As more students grow up as digital natives, there is a greater need for high schools to adapt to technology changes. In a recent study by Dell, which surveyed 1,575 high school and college students, teachers, and parents in the United States, China, and Germany, 9 in 10 respondents said technology helps students' abilities to learn. But 82 percent across the globe also noted that technology needs to play a bigger role in classrooms.
While all three nations universally agree on the importance of technology in schools, China trumps the United States and Germany when it comes to using it in the classroom. According to the study, 53 percent of Chinese students reported that devices are integrated throughout their curriculum, compared with only 29 percent of U.S. students and 27 percent of German students.
Chinese students also stated that they spend more time on computers or mobile devices during school hours, with 57 percent noting that they spend one or two hours engaged in technology—compared with 34 percent of U.S. students who said they spend the same amount of time each day.
One reason for the discrepancy in the United States may be the lack of technology training some teachers receive, notes Caleb Clark, director of the educational technology program at Marlboro College Graduate School.

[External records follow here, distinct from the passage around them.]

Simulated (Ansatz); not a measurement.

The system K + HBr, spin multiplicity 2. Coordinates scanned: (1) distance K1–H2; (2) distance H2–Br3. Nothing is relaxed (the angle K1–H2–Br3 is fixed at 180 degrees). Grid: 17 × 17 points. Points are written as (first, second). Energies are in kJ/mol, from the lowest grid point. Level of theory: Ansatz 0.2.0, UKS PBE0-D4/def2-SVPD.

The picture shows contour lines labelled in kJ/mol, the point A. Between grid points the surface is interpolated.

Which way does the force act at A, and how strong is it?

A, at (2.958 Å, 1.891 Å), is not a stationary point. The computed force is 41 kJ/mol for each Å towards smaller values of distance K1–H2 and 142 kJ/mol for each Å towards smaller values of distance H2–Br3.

"The big picture is that teachers aren't trained well enough in how to integrate technology effectively into their classroom," Clark notes. "Most teachers would say they get thrown technology without having people there to train them."
This may be worrisome to some students, including 90 percent of U.S. students who reported in the Dell survey that technology in the classroom is beneficial to preparing them for the jobs of tomorrow. But, notes Clark, it's the teachers who use the technology, not the technology itself, who will be responsible for preparing students for these future jobs.
"It's up to the people who help the students use technology," Clark says. "If they're good teachers who really help them [learn to use technology], then they will become better students and professionals. But by itself, technology will not make [the students] better."